Mush Foods is not the only food tech company that sees mycelium as the food of the future.

Hamburg-based firm Mushlabs is also cultivating the innovative ingredient and collaborating with Bitburger Brewery group – one of Germany’s largest private breweries – to produce it. On top of this, Danish scientists are working together with a Michelin-starred restaurant known as Alchemist to ferment seaweed and mycelium in order to produce a seafood substitute.

Nevertheless, Shalom Daniel asserts that the Israeli startup’s technology is unlike any of its competitors. For one, Mush Foods grows the mycelium above ground using a process known as solid-state fermentation, a cultivation process in which microorganisms grow on solid materials in the absence or near absence of water.

“Most of the companies that are growing mycelium today are using bio-reactors and liquid fermentation,” he explained.

Still, in the world of food taste is king.

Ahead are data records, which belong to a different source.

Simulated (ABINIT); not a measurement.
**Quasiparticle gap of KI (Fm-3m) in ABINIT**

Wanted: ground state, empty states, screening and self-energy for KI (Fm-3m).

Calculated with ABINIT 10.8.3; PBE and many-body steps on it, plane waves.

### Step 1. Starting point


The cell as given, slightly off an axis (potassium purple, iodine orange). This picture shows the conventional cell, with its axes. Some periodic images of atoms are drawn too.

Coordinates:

At this week’s pilot in the Margoza Bar, chef Shapira served up gourmet hybrid hamburgers, pasta Bolognese, and arais – a crispy pita filled with spiced ground beef.

Diners seemed impressed.

“The food was great,” said Sharon, a resident of the city of Rehovot who tried an array of dishes. “I couldn’t taste the difference between this and regular meat.”

“I’ve tried many different meat alternatives and they always have a strange taste,” related Omer, who lives in Petah Tikva. “I didn’t personally like Beyond Meat at all because I didn’t feel that it tasted like meat. But this tastes like real food, like meat.”

For now, Mush Foods is relying on a business-to-business model to advance its product. In other words, it will initially not be sold directly to consumers but instead marketed to meat distributors and food service businesses.

In addition to their upcoming Tel Aviv launch, Mush Foods is also hoping to find success in the United States this fall, when they will be serving up mycelium to thousands of New Yorkers.

“We’re actually going to feed 6,000 people with our product as a pilot, and after the next round of funding, the seed round, we’ll start [scaling] up,” Daniel related.